We Live So Many Lives—We Forget We Only Have One.

There are many ways to say the same thing.

You only live once. YOLO. We have only one life to live. And as Steve Jobs would put it, “Your time is limited, so don’t waste it living someone else’s life.”

But everyday we ignore this truth, not because we don’t live our lives to the fullest enough, but because we live too many.

We cut up our already short lives into chunks we call work-life, social-life, family-life, after-work-life, barkada-life, gym-life, travel-life, study-life, but end up leaving just a little chunk to actually living. Maybe we live on the weekends and die just before Monday and are reborn by Friday night. Or we die every morning just before work only to come alive afterwards.

There’s nothing wrong with segregating our lives. It’s only the practical thing to do.

The problem arises when we don’t consider some of these “lives” as actually living.

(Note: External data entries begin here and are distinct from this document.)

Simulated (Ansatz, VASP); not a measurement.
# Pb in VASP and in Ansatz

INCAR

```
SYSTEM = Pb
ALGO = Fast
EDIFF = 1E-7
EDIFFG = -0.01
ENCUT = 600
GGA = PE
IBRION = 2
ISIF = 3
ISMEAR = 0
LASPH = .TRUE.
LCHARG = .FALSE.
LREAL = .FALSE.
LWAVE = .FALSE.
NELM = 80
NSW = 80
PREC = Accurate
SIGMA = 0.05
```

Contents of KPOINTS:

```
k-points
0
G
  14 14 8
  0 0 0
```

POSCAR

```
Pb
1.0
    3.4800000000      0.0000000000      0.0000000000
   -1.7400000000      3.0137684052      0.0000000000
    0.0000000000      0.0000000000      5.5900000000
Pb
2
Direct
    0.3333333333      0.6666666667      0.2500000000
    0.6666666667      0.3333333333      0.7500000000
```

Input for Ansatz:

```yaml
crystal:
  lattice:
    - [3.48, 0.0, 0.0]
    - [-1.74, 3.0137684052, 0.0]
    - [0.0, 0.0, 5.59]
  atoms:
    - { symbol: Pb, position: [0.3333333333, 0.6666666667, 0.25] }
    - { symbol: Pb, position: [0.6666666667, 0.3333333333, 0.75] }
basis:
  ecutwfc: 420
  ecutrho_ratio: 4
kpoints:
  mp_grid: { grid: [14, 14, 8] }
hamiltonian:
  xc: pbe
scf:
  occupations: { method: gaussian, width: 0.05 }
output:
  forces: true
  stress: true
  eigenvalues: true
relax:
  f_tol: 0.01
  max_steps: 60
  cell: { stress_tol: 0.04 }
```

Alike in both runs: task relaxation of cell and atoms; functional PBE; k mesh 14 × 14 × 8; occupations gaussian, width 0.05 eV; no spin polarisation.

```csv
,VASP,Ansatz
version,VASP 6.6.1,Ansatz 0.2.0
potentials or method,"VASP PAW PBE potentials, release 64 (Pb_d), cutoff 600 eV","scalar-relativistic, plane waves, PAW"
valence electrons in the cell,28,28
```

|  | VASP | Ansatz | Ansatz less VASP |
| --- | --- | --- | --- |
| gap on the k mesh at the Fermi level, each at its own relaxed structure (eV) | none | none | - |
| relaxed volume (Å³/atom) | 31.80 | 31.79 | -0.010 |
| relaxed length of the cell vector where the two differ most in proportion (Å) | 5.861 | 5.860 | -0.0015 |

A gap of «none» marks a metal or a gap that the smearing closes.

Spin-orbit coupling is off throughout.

When we’re always looking ahead to the next break, the next weekend, the next life, the more fun life, the stress-free life, what happens is we lose a huge amount of time that could otherwise be used to be present, to be more mindful, to be alive in every living moment.

Next thing we know, 80% of our lives is devoted to either being stuck in the past or anticipating the future, and that’s 80% too much.

We get one life and if we spend most—if not all—of it actually living, then it’s all we need.